Voting got underway at 05:00GMT at more than 2,000 polling stations across the landlocked nation, which is completely surrounded by South Africa.

Lesotho has been mired in a political crisis since Prime Minister Thomas Thabane suspended parliament in June 2014 to avoid a motion that would have seen him ousted from power after his fragile coalition government fell apart.

On August 30, soldiers reputedly loyal to the opposition attacked police headquarters, looting weapons and killing one officer.

Thabane described the violence as a coup attempt fuelled by the opposition and fled to neighbouring South Africa. Both the military and opposition denied any bid to topple him.

In Thabane’s home district of Abia, just outside Maseru, about 100 people were queueing outside two army tents in a field, waiting to cast their votes when a convoy of black SUVs pulled up.

The prime minister — short, bald and with a broad grin — stepped from one of the cars and made his way to the tent, guarded by armed police from the regional bloc Southern African Development Community (SADC) who struggled to keep TV cameras at bay.
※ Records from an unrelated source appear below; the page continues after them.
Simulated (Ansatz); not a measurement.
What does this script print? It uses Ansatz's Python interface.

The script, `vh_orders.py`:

“The most important thing is for the elections to be free and fair and without incident,” he told reporters after casting his ballot.

Observers from both SADC and the African Union are monitoring the election, and 475 police from neighbouring countries have been deployed to keep the peace.

Analysts have warned the vote could turn violent if any one party wins an outright majority — particularly Thabane’s All Basotho Convention (ABC).

Thabane, however, dismissed the warnings of violence.

“Those kinds of predictions have been made before but it never really took place,” he said.

The “foolishness” of the army — which had been confined to barracks for the day — would not succeed, he said.

“We have to accept the outcome of the election. In the unlikely event that I lose, I will have to accept it.”

Thabane’s party faces stiff competition from the Democratic Congress of Pakalitha Mosisili, a former prime minister, who ruled from 1998 to 2012.